That Time Jackie Kennedy Borrowed the Mona Lisa
Margaret Leslie Davis's book remembers "history's riskiest art exhibition."
In January, the White House submitted a request to the Guggenheim to borrow Van Gogh’s Landscape with Snow, a charming Arles landscape featuring a wandering man and a shadowy dog. The museum, unable (and perhaps unwilling) to accommodate the request, proposed a counteroffer: Maurizio Cattelan’s solid gold toilet sculpture, America—a work that satirizes everything President Trump represents.
Things weren’t always this way. In 1963, Jackie Kennedy convinced the French government to send a delicate, 450-year-old painting to Washington, D. C.—the Mona Lisa. On Wednesday, the White House Historical Association will release a new edition of Mona Lisa in Camelot by Margaret Leslie Davis, a book that shares the grainy details of history’s riskiest art exhibition and offers a timely reminder of what we might be missing.

There is, as Davis explained to GARAGE, a good reason why this history isn’t better known: “In light of that year of horror, everything was forgotten.” The November 1963 assassination of JFK entirely overshadowed the exuberance of the exhibition, its afterglow replaced by national mourning. In Mona Lisa in Camelot, Davis picks up the half-forgotten pieces, guiding us through the inception, orchestration, and execution of the Mona Lisa’s visit. She stresses the headaches of transatlantic shipping and the tensions of the project’s Cold War context, underscoring its high-stakes feel as a diplomatic balancing act.
When France made a loan of the world’s most famous painting, it was an international symbol of liberty, what Davis calls an “icon of freedom.” The Mona Lisa’s 1963 display at the National Gallery, and then the Met, served as a harbinger of golden years, of a nation fully—and finally—embedded in culture and intellectualism. But as much as it’s a tale of art-historical heroism, the book also reminds us that it wasn’t the spacious first-class ship cabin, or the twenty-four-hour guards, or the temperature-controlled casing that brought the Mona Lisa over. It was Jackie.

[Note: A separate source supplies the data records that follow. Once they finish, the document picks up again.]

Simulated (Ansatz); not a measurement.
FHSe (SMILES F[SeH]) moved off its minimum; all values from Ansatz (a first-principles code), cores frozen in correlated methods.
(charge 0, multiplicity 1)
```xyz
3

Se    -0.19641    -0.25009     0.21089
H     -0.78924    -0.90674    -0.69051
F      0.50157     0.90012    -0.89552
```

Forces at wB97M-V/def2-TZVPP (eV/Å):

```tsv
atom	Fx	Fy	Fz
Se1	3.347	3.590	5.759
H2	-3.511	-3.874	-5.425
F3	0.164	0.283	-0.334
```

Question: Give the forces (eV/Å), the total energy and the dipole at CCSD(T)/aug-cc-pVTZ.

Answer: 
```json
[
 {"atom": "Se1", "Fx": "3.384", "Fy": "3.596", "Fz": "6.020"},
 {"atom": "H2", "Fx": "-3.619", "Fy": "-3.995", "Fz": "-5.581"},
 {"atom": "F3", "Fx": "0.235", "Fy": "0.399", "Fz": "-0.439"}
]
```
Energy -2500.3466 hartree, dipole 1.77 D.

Although the painting wouldn’t go on show until 1963, Jackie planted the seed for the event in 1961, during the Kennedy’s first presidential visit to Paris. While President Kennedy and Charles de Gaulle gruffly conversed, Jackie wooed her hosts. During a lunch at the Elysée Palace, de Gaulle hardly touched his food, so enchanted was he by the First Lady. In her “low, slow French,” she engaged the French President in philosophical debate around French history. At these meetings, Jackie slyly (but genuinely) won their confidence—and expressed her desire to display France’s treasure in the American capital.
Reporting on the trip, one writer noted, “Jackie bewitches, simpers, and bubbles with sophisticated banter.” The absolute gendering of this sentence betrays its subject’s shrewdness. While the President monitored France’s nuclear ambitions, Jackie cultivated the affection of its leaders. Her image of hair-sprayed femininity undercut expectations and awed presidents and constituents alike. At the end of their Paris trip, President Kennedy would famously rejoin, “I am the man who accompanied Jacqueline Kennedy to Paris, and I have enjoyed it.”

“Think of the American hubris!” exclaims Davis. “No one else could have cajoled both Charles de Gaulle and Cultural Minister Malraux into doing this crazy thing.” Behind the hubris, though, Jackie “really saw the exhibition as an emblem of friendship between the US and France. This was right at the time that France was convinced of its need for a nuclear arsenal. Her plan was seen as one of the bridges to overcome that.”
Beyond being a respite from the Cold War and a boost in popularity, the exhibition pushed the US into the narrative of Western art history. Prior to the Kennedy administration, the arts were, in Jackie’s words, treated as a “stepchild in the United States.” Popular French opinion had it that the Mona Lisa couldn’t travel to the US—because American gangsters would hold it hostage. Jackie Kennedy, however, was determined to bring her country cultural legitimacy. She saw art as a national necessity and thus a governmental responsibility. She wanted to democratize it, turning her nation’s capital “a living museum.”

Of course, there’s still a certain elitism to this—the daughter of a stockbroker and a socialite doling out art to the rest of us. The Mona Lisa is the work of an Italian artist, claimed by the French government as their treasure without recognition of some obvious problems. It’s an image of a woman, painted by a man, representing an ideal of “civilization.” The whole event is burdened by a fairly narrow conception of what culture really means.
Nevertheless, the exhibition was a wonder. “Women were carrying babies,” a conservator at the Louvre recalled. “One of them burst into tears on seeing the Mona Lisa, to my amazement. I thought that our campaign had been well done since the visitors were clearly emotional and thrilled.” Nearly two million people saw the painting during its American sojourn. For many, it was their first visit to a museum. The exhibition attracted Americans of all types; Jackie Kennedy had turned the museum into a space of human connection (or at least reminded everyone that it could be). Arguably, the present moment is less modern in this regard. “There’s nothing like great art to create a fusion between different attitudes. It’s a common ground. It's awakening, enlightening,” writes Davis. “Something we need now more than ever.”
Margaret Leslie Davis's Mona Lisa in Camelot will be reissued by the White House Historical Association on March 21. The Mona Lisa itself hasn't left the Louvre in 44 years, but may be about to travel again.